If you were going for an interview at a big City law firm, it is unlikely you would turn up wearing sandals, swimming trunks and a tee shirt. Likewise, if you were going for an interview to be a Lifesaver for the RNLI, it may come across as slightly odd if you turned up for your interview in a pinstriped suit and bowler hat. If it’s important to tailor your approach to interviews, it is equally important when it comes to your CV.
It is a common mistake to rely on just one generic version of your CV for every application. How much the CV needs changing depends very much on your circumstances. A professional looking to further their career within a similar role and industry may need to tweak the CV for different applications. If you are a graduate or changing career, then you will need to refocus completely the information in your CV to demonstrate the right skills and qualities for different career paths.
Recruiters are often time strung and under pressure. It is therefore up to you the job seeker to make sure the information in your CV immediately connects. The first thing the recruiter wants to see is that your CV is relevant to the role applied for, this is where a Professional Profile comes into its own as this acts as your introduction and enables you to clearly position yourself in line with the job you are applying for.
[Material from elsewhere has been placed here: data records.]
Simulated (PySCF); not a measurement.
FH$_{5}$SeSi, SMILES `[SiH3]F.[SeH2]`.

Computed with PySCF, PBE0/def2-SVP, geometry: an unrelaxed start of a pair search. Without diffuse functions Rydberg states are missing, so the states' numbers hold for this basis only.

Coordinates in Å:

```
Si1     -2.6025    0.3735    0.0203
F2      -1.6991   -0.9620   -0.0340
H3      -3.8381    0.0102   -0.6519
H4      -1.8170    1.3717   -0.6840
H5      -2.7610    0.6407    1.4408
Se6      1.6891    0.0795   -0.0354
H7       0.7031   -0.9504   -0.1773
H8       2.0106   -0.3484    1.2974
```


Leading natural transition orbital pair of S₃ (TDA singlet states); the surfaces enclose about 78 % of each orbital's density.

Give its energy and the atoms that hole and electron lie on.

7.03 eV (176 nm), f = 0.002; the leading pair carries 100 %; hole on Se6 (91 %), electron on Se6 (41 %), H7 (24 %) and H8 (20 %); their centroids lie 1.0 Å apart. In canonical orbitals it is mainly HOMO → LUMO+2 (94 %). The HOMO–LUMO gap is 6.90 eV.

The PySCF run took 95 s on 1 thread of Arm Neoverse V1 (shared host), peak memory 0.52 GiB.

How many CV adaptations will I need?
Think of your CV as growing like a tree. You start off writing the main trunk version. Depending on how many career avenues you are open to will then dictate the number of branch versions. For each branch, you should tailor the CV for every individual application. At the very least you should try to mirror the language a particular employer uses to show empathy with their culture and values. For roles that call upon just a specific part of your expertise, you will want to delete irrelevant points and detail further examples of good achievements.
You have just one opportunity to engage, enthuse and illicit a positive response. So, don’t leave it to chance. The scattergun approach using just one version of your CV for multiple applications is unlikely to hit the spot. By tailoring your CV for each application you are far more likely to be successful in getting interviews. So a little more work now means a lot less work in the future.